Commit to long-term partnerships

We buy coffees from the same producers year after year, forming long-term partnerships. We don’t label a coffee Direct Trade unless we’ve purchased it for at least three consecutive years.

This means that positive farm-level and community impact is embedded in how we source – it does not come from a project (though we do some cool projects) – it’s a direct result of the coffee sourcing partnerships we have committed to, year after year.

The equation looks like this:

Price paid to farmer x Volume x Long term relationships = Impact at farm and community level

It takes all three of these variables, working together, to create that impact.

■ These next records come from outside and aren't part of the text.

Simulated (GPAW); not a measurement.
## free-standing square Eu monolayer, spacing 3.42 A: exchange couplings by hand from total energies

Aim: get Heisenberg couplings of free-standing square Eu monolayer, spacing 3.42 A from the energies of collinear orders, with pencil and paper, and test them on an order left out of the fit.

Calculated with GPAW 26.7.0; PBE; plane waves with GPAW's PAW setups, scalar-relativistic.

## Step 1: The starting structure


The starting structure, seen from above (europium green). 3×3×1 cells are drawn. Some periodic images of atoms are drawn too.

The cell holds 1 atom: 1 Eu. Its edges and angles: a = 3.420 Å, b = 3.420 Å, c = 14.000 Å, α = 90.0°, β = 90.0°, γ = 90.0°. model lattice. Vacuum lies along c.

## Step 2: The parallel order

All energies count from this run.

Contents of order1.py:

How do we know it’s working?

Enveritas is a non-profit organization that specializes in research and verification of coffee supply chains. Enveritas helped Stumptown identify and gather indicators of smallholder coffee producers’ economic and community well-being. These indicators help identify the impact of Direct Trade purchases compared to neighboring farms selling into the traditional (commodity) market.

To build on the impact studies published in our 2020 and 2021 Impact Reports, in 2022 we commissioned impact assessments in Colombia, Guatemala, Peru and Rwanda. Here’s how things shaped up:

Income per hectare is a farm level indicator of financial well-being. Income per hectare captures the result of price X volume. Smallholder producers paid prices above their costs of production can invest in their farms (fertilization, pruning), resulting in improved yields. The impact of multiple years of receiving strong prices and growing volumes is captured by income per hectare.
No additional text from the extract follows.